Re: [PATCH v19 2/7] crash: add generic infrastructure for crash hotplug support

From: Eric DeVolder
Date: Fri Mar 17 2023 - 14:14:26 EST




On 3/17/23 04:04, Baoquan He wrote:
On 03/16/23 at 09:44am, Eric DeVolder wrote:


On 3/16/23 05:11, Baoquan He wrote:
On 03/06/23 at 11:22am, Eric DeVolder wrote:
......
+static void crash_handle_hotplug_event(unsigned int hp_action, unsigned int cpu)
+{
+ /* Obtain lock while changing crash information */
+ if (kexec_trylock()) {
+
+ /* Check kdump is loaded */
+ if (kexec_crash_image) {
+ struct kimage *image = kexec_crash_image;
+
+ if (hp_action == KEXEC_CRASH_HP_ADD_CPU ||
+ hp_action == KEXEC_CRASH_HP_REMOVE_CPU)
+ pr_debug("hp_action %u, cpu %u\n", hp_action, cpu);
+ else
+ pr_debug("hp_action %u\n", hp_action);
+
+ /*
+ * When the struct kimage is allocated, the elfcorehdr_index
+ * is set to -1. Find the segment containing the elfcorehdr,
+ * if not already found. This works for both the kexec_load
+ * and kexec_file_load paths.
+ */
+ if (image->elfcorehdr_index < 0) {
+ unsigned long mem;
+ unsigned char *ptr;
+ unsigned int n;
+
+ for (n = 0; n < image->nr_segments; n++) {
+ mem = image->segment[n].mem;
+ ptr = kmap_local_page(pfn_to_page(mem >> PAGE_SHIFT));
+ if (ptr) {
+ /* The segment containing elfcorehdr */
+ if (memcmp(ptr, ELFMAG, SELFMAG) == 0) {
+ image->elfcorehdr_index = (int)n;
+ }
+ kunmap_local(ptr);
+ }
+ }
+ }
+
+ if (image->elfcorehdr_index < 0) {
+ pr_err("unable to locate elfcorehdr segment");
+ goto out;
+ }
+
+ /* Needed in order for the segments to be updated */
+ arch_kexec_unprotect_crashkres();
+
+ /* Differentiate between normal load and hotplug update */
+ image->hp_action = hp_action;
+
+ /* Now invoke arch-specific update handler */
+ arch_crash_handle_hotplug_event(image);
+
+ /* No longer handling a hotplug event */
+ image->hp_action = KEXEC_CRASH_HP_NONE;
+ image->elfcorehdr_updated = true;

It's good to initialize the image->hp_action here, however where do
you check it? Do you plan to add some check somewhere?

Hi Baoquan,
The hp_action member is initialized to 0 in do_image_alloc_init(). I've
mapped KEXEC_CRASH_HP_NONE onto 0 on purpose.

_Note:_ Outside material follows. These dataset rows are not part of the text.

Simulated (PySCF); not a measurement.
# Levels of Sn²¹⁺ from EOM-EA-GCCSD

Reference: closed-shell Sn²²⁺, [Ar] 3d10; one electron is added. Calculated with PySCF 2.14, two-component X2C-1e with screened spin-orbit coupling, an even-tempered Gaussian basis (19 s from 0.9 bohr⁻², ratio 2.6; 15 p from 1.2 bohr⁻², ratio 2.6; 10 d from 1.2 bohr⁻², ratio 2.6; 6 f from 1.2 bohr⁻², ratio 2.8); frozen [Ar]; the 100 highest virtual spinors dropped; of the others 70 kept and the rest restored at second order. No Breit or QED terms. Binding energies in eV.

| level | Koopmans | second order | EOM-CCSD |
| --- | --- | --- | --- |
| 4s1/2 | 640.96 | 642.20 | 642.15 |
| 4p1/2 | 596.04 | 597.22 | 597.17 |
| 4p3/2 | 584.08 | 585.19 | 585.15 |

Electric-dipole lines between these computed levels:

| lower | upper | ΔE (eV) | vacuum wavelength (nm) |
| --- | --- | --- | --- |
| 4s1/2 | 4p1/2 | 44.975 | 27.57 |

But the use of image->hp_action = KEXEC_CRASH_HP_NONE is to actually
delineate that a hotplug event handling has completed. You can see
imae->hp_action set to hp_action to capture what the triggering event
was, as passed into this function.

I will go ahead and set image->hp_action = KEXEC_CRASH_HP_NONE; explicitly
in do_kimage_alloc_init(), as that is done for the other crash hotplug members.

Yeah, setting image->hp_action = KEXEC_CRASH_HP_NONE in
do_kimage_alloc_init() will make code clearer. While I am wondering if
we don't initialie image->hp_action to KEXEC_CRASH_HP_NONE, and don't
set image->hp_action to KEXEC_CRASH_HP_NONE to actually delineate that a
hotplug event handling has completed, what will happen?

Baoquan,
The KEXEC_CRASH_HP_NONE is the value 0, intentionally so that upon a alloc
of the kimage, the struct kimage is automatically zeroed and it was initialized
properly that way. I am explicitly setting hp_action to KEXEC_CRASH_HP_NONE now.


I mean you set image->hp_action to KEXEC_CRASH_HP_NONE explicitly, where
do you check if it should not be KEXEC_CRASH_HP_NONE? In
crash_handle_hotplug_event(), we took __kexec_lock and assign the passed
hp_action anyway.

The cpuhp callbacks and memory notifiers invoke crash_handle_hotplug_event()
with an appropriate hp_action. That hp_action is then stored in image->hp_action
within crash_handle_hotplug_event() for use by the arch-specific handler.

For x86, for example, the image->hp_action is used to short-circuit the arch-
specific handler if the event is a CPU plug/unplug (see patch x86/crash:
optimize cpu changes). For PPC, for example, the image->hp_action is used to
determine the appropriate actions for its FDT updates.

To summarize, the image->hp_action will be initalized to KEXEC_CRASH_HP_NONE
during do_kimage_alloc_init(). Then upon a cpu or memory plug/unplug/online/offline
event, the appropriate hp_action is stored in image->hp_action and then the
arch-specific handler called. Upon returning from the arch-specific handler,
the image->hp_action is reset back to KEXEC_CRASH_HP_NONE.

Hope this helps. I'll be posting v20 soon.
Thanks!
eric